> I think there's a bit of a difference, in that when you're using every
> commercial WiFi hotspot and hotel login system, that they redirect
> everything. Would you truly consider that to be the same thing as one
> of those services redirecting "www.cnn.com" to their own ad-filled news
> page?Let's get "real." That's not what those ISPs are doing in this case.
I never said it was, but if you don't want to compare the situations
using reasonable comparisons (redirecting one thing is different than
redirecting all), then I have no interest in debating with you, and you
"win" for some sucky definition of "win."

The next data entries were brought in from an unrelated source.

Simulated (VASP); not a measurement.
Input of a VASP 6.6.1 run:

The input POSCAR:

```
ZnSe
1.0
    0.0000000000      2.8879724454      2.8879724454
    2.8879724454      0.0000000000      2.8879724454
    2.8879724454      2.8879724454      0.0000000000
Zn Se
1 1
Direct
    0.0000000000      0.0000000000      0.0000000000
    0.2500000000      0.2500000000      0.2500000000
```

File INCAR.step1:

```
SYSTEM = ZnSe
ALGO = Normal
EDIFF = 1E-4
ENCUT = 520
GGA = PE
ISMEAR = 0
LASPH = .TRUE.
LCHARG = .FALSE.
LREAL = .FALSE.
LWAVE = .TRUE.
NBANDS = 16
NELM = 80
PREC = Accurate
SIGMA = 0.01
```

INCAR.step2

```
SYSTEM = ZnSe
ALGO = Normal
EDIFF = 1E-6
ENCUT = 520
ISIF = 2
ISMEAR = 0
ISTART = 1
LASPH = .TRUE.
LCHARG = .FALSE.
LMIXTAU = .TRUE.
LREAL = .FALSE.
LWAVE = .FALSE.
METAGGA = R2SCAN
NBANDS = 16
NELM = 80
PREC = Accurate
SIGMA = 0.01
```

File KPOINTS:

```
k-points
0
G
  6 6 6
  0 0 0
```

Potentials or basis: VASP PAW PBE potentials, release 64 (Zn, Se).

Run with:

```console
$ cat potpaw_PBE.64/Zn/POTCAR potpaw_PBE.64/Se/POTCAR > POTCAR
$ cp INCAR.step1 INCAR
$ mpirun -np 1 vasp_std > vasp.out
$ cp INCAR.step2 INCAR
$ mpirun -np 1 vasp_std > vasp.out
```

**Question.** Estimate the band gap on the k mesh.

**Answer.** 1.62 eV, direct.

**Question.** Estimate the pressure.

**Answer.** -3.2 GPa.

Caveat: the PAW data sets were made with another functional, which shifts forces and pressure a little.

They aren't pretending to be the real IRC server (the redirected IRC
server indicates its not the real one). The ISP isn't send ad-fill
messages. The irc.foonet.com server clearly sends several cleaning
commands used by several well-known, and very old, Bots. I might have
given the server a different name, but its obviously not trying to
impersonate the real irc server.
So how do you connect to the real IRC server, then? Remember that most
end users are not nslookup-wielding shell commandos who can figure out
whois and look up the IP.
And what happens when the ISP redirects by IP instead, if we're going to
play that game?
Do you prefer ISPs to break everything, including the users VOIP service
(can't call 9-1-1), e-mail service (can't contact the help desk), web
service (can't look for help)? Or should the ISP only disrupt the minimum
number of services needed to clean the Bot?
All right, here we go. Please explain the nature of the bot on my freshly
installed (last night) FreeBSD 6.2R box.
# ls -ld /; date; uname -r; uname -s
drwxr-xr-x 28 root wheel 512 Jul 22 23:04 /
Mon Jul 23 10:56:57 CDT 2007
6.2-RELEASE
FreeBSD
# echo "nameserver 68.4.16.30" > /etc/resolv.conf
# host irc.vel.net
irc.vel.net has address 70.168.71.144
Hint: there is no bot. My traffic is being redirected regardless. Were I
a Cox customer (and I'm not), I'd be rather ticked off.
Interfering with services in order to clean a bot would be a much more
plausible excuse if there was a bot. There is no bot.
So, to reiterate your own point:
Or should the ISP only disrupt the minimum
number of services needed to clean the Bot?
Yes, exactly. And that's obviously not what Cox is doing.